County Criminal Court: CRIMINAL LAW – Sentencing – The trial court erred in imposing discretionary costs and fees without informing Appellant he had a right to a hearing to contest the amount. Reversed and remanded with directions. Folts v. State, No. CRC0900801CFAWS, (Fla. 6th Cir.App.Ct. July 19, 2010).

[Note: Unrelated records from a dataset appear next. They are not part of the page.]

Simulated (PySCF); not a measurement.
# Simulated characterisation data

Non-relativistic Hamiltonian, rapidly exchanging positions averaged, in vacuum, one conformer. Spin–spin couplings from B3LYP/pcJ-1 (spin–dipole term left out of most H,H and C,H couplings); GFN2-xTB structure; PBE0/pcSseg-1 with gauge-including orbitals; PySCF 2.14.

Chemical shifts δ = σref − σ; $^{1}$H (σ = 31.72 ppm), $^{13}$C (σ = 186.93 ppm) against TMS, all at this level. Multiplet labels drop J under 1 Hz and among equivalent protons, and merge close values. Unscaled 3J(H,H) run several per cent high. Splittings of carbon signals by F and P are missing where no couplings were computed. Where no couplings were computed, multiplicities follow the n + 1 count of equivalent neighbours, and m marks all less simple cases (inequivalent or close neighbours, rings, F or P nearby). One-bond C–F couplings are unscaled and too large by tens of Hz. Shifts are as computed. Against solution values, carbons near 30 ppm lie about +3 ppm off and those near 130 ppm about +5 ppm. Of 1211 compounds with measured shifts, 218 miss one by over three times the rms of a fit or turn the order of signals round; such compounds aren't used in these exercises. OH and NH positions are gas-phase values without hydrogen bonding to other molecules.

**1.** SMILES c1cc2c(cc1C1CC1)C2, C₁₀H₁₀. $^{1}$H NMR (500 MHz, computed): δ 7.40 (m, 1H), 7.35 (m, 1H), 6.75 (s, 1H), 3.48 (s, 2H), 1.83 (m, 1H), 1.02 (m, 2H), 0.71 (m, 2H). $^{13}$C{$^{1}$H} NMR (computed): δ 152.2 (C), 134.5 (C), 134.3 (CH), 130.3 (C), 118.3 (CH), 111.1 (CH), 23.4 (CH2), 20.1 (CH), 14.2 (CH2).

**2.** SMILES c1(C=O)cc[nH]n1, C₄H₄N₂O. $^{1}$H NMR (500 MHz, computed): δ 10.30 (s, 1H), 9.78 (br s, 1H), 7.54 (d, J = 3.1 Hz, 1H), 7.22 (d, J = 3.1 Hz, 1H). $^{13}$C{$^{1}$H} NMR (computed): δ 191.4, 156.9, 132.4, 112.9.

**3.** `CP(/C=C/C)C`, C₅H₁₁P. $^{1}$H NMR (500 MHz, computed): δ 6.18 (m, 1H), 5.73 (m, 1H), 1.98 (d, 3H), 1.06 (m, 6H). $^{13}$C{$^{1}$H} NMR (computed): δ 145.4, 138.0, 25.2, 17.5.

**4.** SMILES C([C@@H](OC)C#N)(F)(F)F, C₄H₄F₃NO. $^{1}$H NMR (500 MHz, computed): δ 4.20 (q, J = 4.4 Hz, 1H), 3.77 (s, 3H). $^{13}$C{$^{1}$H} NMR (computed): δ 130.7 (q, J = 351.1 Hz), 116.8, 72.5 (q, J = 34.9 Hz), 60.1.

NOT FINAL UNTIL TIME EXPIRES FOR REHEARING AND, IF FILED, DETERMINED
IN THE CIRCUIT COURT FOR THE SIXTH JUDICIAL CIRCUIT
OF THE STATE OF FLORIDA IN AND FOR PASCO COUNTY, FLORIDA
v. UCN: 512009CF000801A000WS
Appeal No. CRC09-00801-CFAWS
Lower No. 08-4704MMAWS
STATE OF FLORIDA,
Appeal from Pasco County Court
County Judge Marc Salton
Thomas McLaughlin, Esq.
Joseph Lawhorne, A.S.A.
ORDER AND OPINION
Appellant challenges the $198 in unspecified court costs, $200 discretionary fine, and $20 surcharge on the fine. To preserve a challenge to the fees and costs, a defendant must first file a motion to correct sentencing error pursuant to Florida Rule of Criminal Procedure 3.800(b)(2). Appellant filed such a motion, which was denied. Appellant also filed an amended motion unaware that four days prior the original motion had been denied by a written order. Nonetheless, the amended motion would have been deemed denied as the trial court did not rule on the amended motion within sixty days. Fla. R. Crim. P. 3.800(b)(2)(B); Watts v. State, 973 So. 2d 1271, 1272 (Fla. 2d DCA 2008); Webster v. State, 998 So. 2d 655, 656 (Fla. 2d DCA 2008). Therefore, Appellant has properly preserved this issue for appellate review.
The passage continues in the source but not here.